Everyone knows the tremendous financial value of brands like the Nike swoosh (valued at more than $14 billion by a recent survey) and the Adidas brand (valued at more than $6 billion in the same survey). But beyond these traditional brands, comprising names and logos, are a variety of other symbols waiting for marketers to create and nurture, which will increase the value of the products with which they are used.

Brands translate to trademarks in legal parlance, and a trademark can be anything as long as it designates a particular source to consumers. For example, the Heisman Trophy is a trademark because viewers recognize it as coming from one source, even if they cannot identify that source. Other product shapes are similarly famous and also protected as trademarks — for example, the Coca-Cola bottle. That iconic shape undoubtedly is worth millions, if not billions.

Stranger things have been claimed as trademarks. One company got a federal trademark registration (since canceled) for the yellow line designating a first down in televised football games. The sound of the NBC chimes is a federally registered trademark. Colors have also been registered. The trustees of the University of Alabama have registered crimson and white as used on football uniforms. There are even federal trademark registrations for goats munching grass on the roof of a restaurant and for a piña colada-scented ukulele. The options are endless.

The yellow first-down line was once a protected trademark. Jordan Brand hopes its “elephant print” becomes as recognizable a trademark as Coke’s bottle and the Heisman.
Photo by: GETTY IMAGES (Heisman)
The value of these trademarks derives from the fact that the owner gets the exclusive use of them. Companies therefore need to spend some time and effort making sure their use remains exclusive. Federal registration helps here. A federal trademark registration is the government’s stamp of approval that the registered trademark actually is a trademark, and that the registrant owns it.

Nontraditional trademarks take more care and feeding than the average brand. But their potential value to the company probably warrants it. A shape, for example, cannot be registered as a trademark unless its owner can show that consumers have come to recognize it as indicating a particular source. The legal term here is “secondary meaning.” Evidence of significant sales, substantial advertising, long use and frequent media mentions helps establish secondary meaning. Proper advertising can seal a product feature’s trademark status, but improper advertising can as easily torpedo it. Advertising alerting customers to look for a particular color or shape can establish trademark rights, but if your advertising advises customers of the utilitarian advantages of a product feature, you probably will not be able to claim that feature as a trademark.

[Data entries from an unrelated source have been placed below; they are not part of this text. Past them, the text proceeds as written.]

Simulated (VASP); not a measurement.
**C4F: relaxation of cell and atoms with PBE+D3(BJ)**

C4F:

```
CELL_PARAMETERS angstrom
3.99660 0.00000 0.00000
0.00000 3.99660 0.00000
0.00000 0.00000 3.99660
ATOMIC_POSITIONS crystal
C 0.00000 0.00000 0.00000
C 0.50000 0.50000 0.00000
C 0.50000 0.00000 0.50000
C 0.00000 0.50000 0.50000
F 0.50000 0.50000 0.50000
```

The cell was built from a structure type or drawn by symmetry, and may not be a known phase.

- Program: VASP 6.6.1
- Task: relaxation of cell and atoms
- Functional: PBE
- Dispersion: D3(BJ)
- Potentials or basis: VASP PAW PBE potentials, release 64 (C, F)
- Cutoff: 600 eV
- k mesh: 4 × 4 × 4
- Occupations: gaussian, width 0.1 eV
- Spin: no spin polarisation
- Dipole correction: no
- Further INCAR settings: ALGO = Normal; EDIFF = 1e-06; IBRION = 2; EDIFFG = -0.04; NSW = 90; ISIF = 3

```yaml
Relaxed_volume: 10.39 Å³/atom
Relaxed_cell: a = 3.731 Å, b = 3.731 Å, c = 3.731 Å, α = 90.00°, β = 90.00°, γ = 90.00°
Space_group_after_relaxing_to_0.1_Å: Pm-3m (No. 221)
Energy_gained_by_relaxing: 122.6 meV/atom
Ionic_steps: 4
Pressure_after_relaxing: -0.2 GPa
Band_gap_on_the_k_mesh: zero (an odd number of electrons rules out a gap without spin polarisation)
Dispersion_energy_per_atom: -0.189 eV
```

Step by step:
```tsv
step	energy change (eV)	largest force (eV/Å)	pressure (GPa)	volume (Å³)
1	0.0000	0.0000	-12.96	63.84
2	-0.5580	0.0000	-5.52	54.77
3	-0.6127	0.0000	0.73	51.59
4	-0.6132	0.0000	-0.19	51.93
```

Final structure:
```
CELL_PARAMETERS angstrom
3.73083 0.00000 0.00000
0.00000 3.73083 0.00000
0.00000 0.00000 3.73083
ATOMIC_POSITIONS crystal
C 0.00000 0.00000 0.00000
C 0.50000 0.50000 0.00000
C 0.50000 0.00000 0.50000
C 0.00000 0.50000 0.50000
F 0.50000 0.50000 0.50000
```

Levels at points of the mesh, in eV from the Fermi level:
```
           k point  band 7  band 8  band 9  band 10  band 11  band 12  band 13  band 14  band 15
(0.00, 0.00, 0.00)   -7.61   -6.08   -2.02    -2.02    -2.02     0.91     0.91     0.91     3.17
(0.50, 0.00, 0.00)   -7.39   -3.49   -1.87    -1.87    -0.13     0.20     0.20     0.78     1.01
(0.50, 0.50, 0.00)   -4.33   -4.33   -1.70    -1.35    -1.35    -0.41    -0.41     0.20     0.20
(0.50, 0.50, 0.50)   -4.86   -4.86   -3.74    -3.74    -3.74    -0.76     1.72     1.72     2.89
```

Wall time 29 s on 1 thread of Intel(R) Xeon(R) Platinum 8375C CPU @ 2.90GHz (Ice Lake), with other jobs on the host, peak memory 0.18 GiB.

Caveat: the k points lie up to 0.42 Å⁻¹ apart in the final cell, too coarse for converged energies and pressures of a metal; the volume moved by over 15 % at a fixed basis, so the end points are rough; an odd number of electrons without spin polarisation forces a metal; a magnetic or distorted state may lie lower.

Nike’s recent registration for a design sometimes called the “elephant print” that appears on its Jordan Brand products is an exemplar for showing secondary meaning. Nike submitted about a dozen media articles calling out the design, along with claims of $150 million and 4.5 million units in sales. Such a significant showing is not always necessary, but it is instructive.

Of course, when a shape is new, evidence of secondary meaning will be unavailable. Under some circumstances, the U.S. Patent and Trademark Office may let an applicant for registration of a new mark reserve it until after he starts using the mark or can show secondary meaning in it. Other protection options may be available, like copyright registrations and design patents. Ultimately, it is likely worthwhile to add trademark protection to these other options, since, unlike other types of protection, trademark protection does not expire.

A shape cannot be protected if it is functional, meaning that without it the product won’t work, or with it, the product can be made cheaper or better. The yellow first-down line mentioned above was canceled for just this reason. Sportvision, the owner of the registration, filed a lawsuit against a competitor, Sportsmedia Technology Corp., alleging that Sportsmedia’s use of a yellow line in broadcasts infringed the mark. The court found for Sportsmedia, stating that ESPN had picked the color yellow as one of only a few colors that would show up against a green football field with white lines. Therefore the yellow line was functional because it was one of only a few acceptable choices, and one company could not monopolize it. There are some similar, but perhaps less defensible cases illustrating functionality. A court found the green of John Deere farm equipment to be functional because farmers wanted their “equipment to match.” Another court found that the black color of outboard motors was functional in part because it decreased the apparent size of the motor (does this motor make my boat look fat?).

Many companies that own a patent for a product feature fall in to the trap of trying to continue exclusive use of the feature after the patent expires by claiming that the same feature is protected by trademark law. However, the patent itself probably establishes that the feature is functional, and therefore can’t be a trademark.

These stories might make you think that trying to get trademark rights for anything other than a name or logo is not worth the effort. And indeed, there are challenges. But many cases reflect either overreaching or poor planning on the part of the would-be trademark owner.

As with most everything else, the key to nontraditional trademark protection is to plan ahead and consider the protection at the time that a product is developed. If an extra source-differentiating feature, like a color or a fanciful shape, can be added to the product upon its introduction, that feature will continue to be a valuable trademark even after any patent has expired. Moreover, like many companies, yours may already have developed trademarks that now can and should be federally protected. For example, Wilson Sporting Goods filed an application in 2005 for its trademark red color for tennis equipment bags (No. 3155678), which it had been using since 1974. Your company too probably already owns valuable trademarks that you can now federally protect.